Seeking the Raven Queen

July 27th, 2008

The Raven Queen is one of the most mysterious deities of fourth edition, and, judging by various forum posts, one of the most popular.  This is what’s known of her:  She’s the unaligned goddess of death; she’s also the goddess of fate and winter.  She opposes Orcus and undeath in general.  Unlike most gods, she does not make her home within a dominion in the Astral Sea; instead, she rules from the palace Letherna in the Shadowfell.

And that’s about it.

There are some obvious parallels to Greek myth here.  “Letherna” suggests Lethe, the river of Hades, whose waters caused total forgetfulness in any who drank of them.  The word lethe literally means forgetfulness, but also concealment or deception — and it’s related to the Greek word often translated as truth, aletheia.  (The actual meaning is something more akin to disclosure or non-concealment, from what I understand, and connotes recognition.)

Even more obviously, the Raven Queen is a “spinner of fate,” and she “marks the end of each mortal life,” which makes her analogous to both Clotho and Atropos, two of the Fates.  (And arguably also of Lachesis, the third.)  In mythology, Clotho spun the thread of life, Lachesis measured its span, and Atropos cut it when it had reached its end.

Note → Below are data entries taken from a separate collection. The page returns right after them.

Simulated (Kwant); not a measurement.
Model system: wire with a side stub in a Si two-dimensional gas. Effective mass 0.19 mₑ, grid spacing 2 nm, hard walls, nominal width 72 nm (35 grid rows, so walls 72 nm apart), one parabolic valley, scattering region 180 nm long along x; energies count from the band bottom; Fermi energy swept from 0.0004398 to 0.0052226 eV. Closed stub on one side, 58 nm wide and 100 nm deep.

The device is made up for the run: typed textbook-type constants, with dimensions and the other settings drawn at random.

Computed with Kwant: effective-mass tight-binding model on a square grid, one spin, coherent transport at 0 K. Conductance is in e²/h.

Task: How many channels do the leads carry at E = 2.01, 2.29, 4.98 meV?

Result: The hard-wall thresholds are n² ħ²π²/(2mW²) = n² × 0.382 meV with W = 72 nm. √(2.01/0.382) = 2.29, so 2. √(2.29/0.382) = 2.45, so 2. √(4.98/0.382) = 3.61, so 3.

The Fates were, at least in some traditions, the daughters of Nyx, the primordial goddess of the night.  Nyx was among the earliest of gods to emerge, perhaps coming into being alongside of creation.  She’s the daughter of Chaos, the primordial state of existence, and sister to Gaia (the earth), Tartarus and Erebus (the underworld), and Eros (sex).  Her offspring, in addition to the Fates, include Moros (fate), Thanatos (death), Nemesis (retribution), Apate (deceit), and Eris (strife).

I find this interesting enough to run with it in my game.  But wait, there’s more…

The title Raven Queen is also reminiscent of the Morrigan of Irish mythology.  Morrigan is a figure associated with prophecy, war, and death (especially death in battle).  She sometimes takes the form of a carrion crow, a bird in the same family as the raven.  (The Badb, who also embodies these traits, is sometimes considered to be a sister deity to the Morrigan.)

Hugin and Munin, Odin’s ravens, probably bear mentioning as well.  Their names mean Thought and Memory, and their duty is to fly around the world and to bring back news of what they see to Odin.  Odin himself is a god associated with prophecy, war, and death.

While we’re considering Norse mythology, there’s also Freyja.  In the Eddas, she’s portrayed mostly as a goddess of love, sex, beauty, and fertility, but she’s also a goddess of… you guessed it, prophecy, war, and death.  One story says that half of the warriors who die in battle go to her hall in the afterlife, with the other half going to Odin’s hall Valhalla.  So here we have a goddess who’s associated both with life and with death.  This particular dualism doesn’t seem to suit the Raven Queen, at first glance, but we’ll bear it in mind.  It’s intriguing enough that we might find something to do with it.

Aside from the gods, there are of course the Valkyries, those who soar over the battlefield — sometimes in the shapes of ravens — and choose the bravest warriors to escort to Valhalla (or to Freyja’s hall, as the case may be).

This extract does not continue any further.